KEY POINTS:
Throughout the world, celebrations of the EU's 50th Anniversary are in train. Those of us who have been in the front line of fighting for reform of the EU's agriculture policies and access for New Zealand exports might be excused for having mixed feelings.
Decades ago there was an annual dinner of economists and agriculture leaders in Wellington at which we would flippantly toast the absent guest of honour, Charles de Gaulle, for keeping Britain out of the EC and giving New Zealand breathing space to develop alternative markets.
Politically, there can be no such ambiguity about the EU. Its political legacy is hugely positive.
The EU, formed to prevent yet another suicidal war between the great tribes of Europe, two of which had developed into world wars, has brought peace, stability and democracy to the continent.
After the fall of the Berlin Wall and the socialist ideology underpinning it, more European countries have joined. Each can expect over time to get closer to the political and economic living standards of so-called "old Europe" - France, Italy, Germany and others. This will be a great blessing to them and a blessing to all of us.
As well, world peace is indivisible and deep regional instability spills over well beyond its regional boundaries.
But until the late 1980s EU integration rested largely on a deeply suspect system of agriculture subsidies - the CAP, or Common Agriculture Policy.
More than 70 per cent of the EC budget was for agriculture subsidies and the fights that caused dominated every European heads-of-government meeting.
Older New Zealanders may recall British Prime Minister Margaret Thatcher waving her handbag at her exquisitely sophisticated Continental counterparts, demanding: "I want my money back".
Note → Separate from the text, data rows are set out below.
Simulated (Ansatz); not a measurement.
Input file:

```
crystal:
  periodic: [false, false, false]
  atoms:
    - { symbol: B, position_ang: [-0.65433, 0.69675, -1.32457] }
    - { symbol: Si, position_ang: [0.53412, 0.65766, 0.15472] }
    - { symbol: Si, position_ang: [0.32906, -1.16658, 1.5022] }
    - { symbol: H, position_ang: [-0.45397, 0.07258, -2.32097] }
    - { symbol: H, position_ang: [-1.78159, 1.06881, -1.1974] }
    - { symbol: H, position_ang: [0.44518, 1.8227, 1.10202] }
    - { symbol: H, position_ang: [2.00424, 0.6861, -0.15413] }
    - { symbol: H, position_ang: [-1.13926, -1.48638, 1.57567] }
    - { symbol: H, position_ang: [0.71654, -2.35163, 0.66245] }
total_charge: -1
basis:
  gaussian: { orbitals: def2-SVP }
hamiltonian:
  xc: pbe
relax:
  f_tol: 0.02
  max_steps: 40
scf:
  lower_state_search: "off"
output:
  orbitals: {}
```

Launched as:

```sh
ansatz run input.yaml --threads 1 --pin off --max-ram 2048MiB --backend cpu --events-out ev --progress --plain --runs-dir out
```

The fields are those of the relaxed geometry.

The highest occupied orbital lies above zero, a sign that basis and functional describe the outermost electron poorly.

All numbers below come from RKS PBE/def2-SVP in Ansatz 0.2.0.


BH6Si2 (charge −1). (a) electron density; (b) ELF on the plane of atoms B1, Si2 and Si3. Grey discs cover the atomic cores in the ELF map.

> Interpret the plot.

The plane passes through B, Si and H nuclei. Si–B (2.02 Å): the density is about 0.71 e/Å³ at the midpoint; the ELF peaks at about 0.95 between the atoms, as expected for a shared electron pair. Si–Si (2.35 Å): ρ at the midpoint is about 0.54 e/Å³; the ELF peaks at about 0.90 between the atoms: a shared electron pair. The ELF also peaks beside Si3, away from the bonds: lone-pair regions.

When I was New Zealand's chief negotiator, European negotiators would tell me,"We cannot reform the EC's common agriculture policy - it is the glue that keeps Europe together".
They were right, not wrong. But in the past 15 years the situation has changed radically and for the better and Europe is far more than a suspect system of agriculture subsidies. The EU has launched initiatives of breathtaking vision - the formation of a unified currency, the creation of a single economic space, and huge expansion of its membership.
If the CAP was the glue that kept the EU experiment together until the late 1980s, these bonds will cement Europe in the future.
Reform of the common agriculture policy is now a continuing process. Agriculture spending as a proportion of the EU budget has fallen from above 70 per cent to below 40 per cent. In a parallel process of reform, in the World Trade Organisation, the argument we have between us is about the speed, not direction, of further reform.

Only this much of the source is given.